AirKamuy raised 100 million yen in pre-seed funding in May 2025, drawing from ANOBAKA, Sparkle Fund, STATION Ai Central Japan Fund, plus loans from Nagoya Bank and Japan Finance Corporation. But the company's CEO says roughly two-thirds of the venture firms approached declined to invest, citing internal restrictions on defense-related businesses. Japan's post-war aversion to military industry remains a barrier for defense tech startups, even as the strategic landscape shifts.

The company also develops a separate aircraft, the Σ-1, a fixed-wing VTOL capable of over five hours of continuous flight and vertical takeoff from ships. Both platforms are intended for dual-use scenarios. Disaster response, infrastructure inspection, and surveillance work all fit the profile.

Broader Context

AirKamuy is not alone in this space. South Korea adopted its own cardboard drone, the PapyDrone-800, in 2024. Australia's Sypaq has demonstrated similar concepts in Ukraine. North Korea has shown cardboard-bodied drones at defense exhibitions. The low-cost drone race in Asia is real, driven by the same wartime economics that made Iranian Shahed drones a cost-effective problem for Western militaries.

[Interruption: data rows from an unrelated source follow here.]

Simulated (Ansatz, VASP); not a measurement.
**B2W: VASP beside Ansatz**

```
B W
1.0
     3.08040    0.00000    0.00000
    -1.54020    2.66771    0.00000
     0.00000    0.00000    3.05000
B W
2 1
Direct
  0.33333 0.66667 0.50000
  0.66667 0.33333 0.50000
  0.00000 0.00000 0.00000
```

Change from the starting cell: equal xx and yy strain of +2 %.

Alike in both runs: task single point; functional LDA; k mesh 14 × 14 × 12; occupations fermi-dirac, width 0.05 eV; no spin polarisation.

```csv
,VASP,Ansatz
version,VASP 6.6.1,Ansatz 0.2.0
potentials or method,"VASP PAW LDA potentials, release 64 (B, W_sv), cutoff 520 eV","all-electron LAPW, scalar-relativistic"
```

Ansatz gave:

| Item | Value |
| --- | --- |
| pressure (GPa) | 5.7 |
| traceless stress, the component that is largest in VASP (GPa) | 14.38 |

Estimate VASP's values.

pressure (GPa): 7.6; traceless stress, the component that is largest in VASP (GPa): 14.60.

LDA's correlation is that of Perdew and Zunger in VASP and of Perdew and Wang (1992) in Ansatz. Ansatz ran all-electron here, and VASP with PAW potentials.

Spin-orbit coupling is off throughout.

For Japan, the appeal is straightforward. The country faces a shrinking labor force and aging population. Its Self-Defense Forces cannot scale manpower the way adversaries can. Cheap, expendable, mass-producible platforms offer asymmetric leverage. Whether cardboard drones represent a temporary stopgap or a lasting shift in military procurement remains unclear. But the AirKamuy 150 is already flying, already being shot at, and already pointing toward a future where warfare happens at price points that conventional defense contractors struggle to match.